Glossary
Central Limit Theorem (CLT)
The CLT states that for a sufficiently large sample size (n ≥ 30), the sampling distribution of the sample mean will be approximately normal, regardless of the shape of the population distribution.
Example:
Even if the distribution of individual test scores is skewed, if you take samples of 30 or more students, the Central Limit Theorem guarantees that the distribution of the average test scores from those samples will be roughly normal.
Independence (10% Condition)
When sampling without replacement, this condition ensures that individual observations are independent by requiring the population size to be at least 10 times larger than the sample size.
Example:
If you're sampling 30 M&M's from a bag, the 10% condition means the bag should contain at least 300 M&M's to ensure that picking one M&M doesn't significantly change the probability of picking the next.
Large Counts Condition (for Proportions)
This condition ensures the sampling distribution of proportions is approximately normal by requiring at least 10 expected successes (np ≥ 10) and 10 expected failures (n(1-p) ≥ 10).
Example:
To use a normal model for the proportion of students who own a smartphone in a sample of 50, you'd need to check if at least 10 students are expected to own one and at least 10 are expected not to, satisfying the large counts condition.
Random Condition (for Proportions and Means)

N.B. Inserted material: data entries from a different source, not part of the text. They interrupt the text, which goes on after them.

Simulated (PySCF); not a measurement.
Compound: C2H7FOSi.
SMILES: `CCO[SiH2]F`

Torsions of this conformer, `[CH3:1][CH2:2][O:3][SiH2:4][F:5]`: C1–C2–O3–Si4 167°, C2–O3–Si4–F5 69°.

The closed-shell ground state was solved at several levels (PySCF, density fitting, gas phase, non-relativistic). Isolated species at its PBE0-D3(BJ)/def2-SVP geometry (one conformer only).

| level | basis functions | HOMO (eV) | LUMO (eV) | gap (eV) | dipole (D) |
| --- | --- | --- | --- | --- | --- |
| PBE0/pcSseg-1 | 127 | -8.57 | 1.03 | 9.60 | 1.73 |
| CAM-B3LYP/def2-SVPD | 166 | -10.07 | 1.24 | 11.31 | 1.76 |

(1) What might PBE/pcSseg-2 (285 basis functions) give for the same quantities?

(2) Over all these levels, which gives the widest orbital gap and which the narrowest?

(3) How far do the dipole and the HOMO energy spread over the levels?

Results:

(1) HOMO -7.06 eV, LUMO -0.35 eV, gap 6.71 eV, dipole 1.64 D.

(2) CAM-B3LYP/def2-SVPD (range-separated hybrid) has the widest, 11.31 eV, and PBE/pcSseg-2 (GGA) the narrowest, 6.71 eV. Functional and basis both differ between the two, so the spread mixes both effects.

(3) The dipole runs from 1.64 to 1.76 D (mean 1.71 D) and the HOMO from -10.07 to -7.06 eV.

This condition requires that the sample be randomly selected from the population to ensure it is representative and avoids bias.
Example:
To study student opinions on a new school policy, a principal must use a truly random selection method, like drawing names from a hat, rather than just asking the first 50 students they see.
Sampling Distribution
A sampling distribution is the distribution of a statistic (like a sample mean or proportion) obtained from all possible samples of the same size drawn from a population.
Example:
Imagine repeatedly taking samples of 50 students from your school and calculating the average GPA for each sample; the distribution of all those average GPAs would be the sampling distribution of the sample mean GPA.
Sampling Distribution of Means
This is the distribution of sample means from all possible samples of the same size taken from a population, used when dealing with numerical data.
Example:
If you repeatedly measure the average height of 25 randomly selected adults, the distribution of all those average heights would be the sampling distribution of means.
Sampling Distribution of Proportions
This is the distribution of sample proportions from all possible samples of the same size taken from a population, used when dealing with categorical data.
Example:
If you repeatedly survey 100 people and record the proportion who prefer coffee over tea, the distribution of those proportions forms the sampling distribution of proportions.
Sampling Distributions for Differences (in Means and Proportions)
These distributions describe the variability of the difference between two sample statistics (means or proportions) when comparing two populations.
Example:
To compare the average study times of students at two different universities, you would look at the sampling distribution for the difference in means between samples from each university.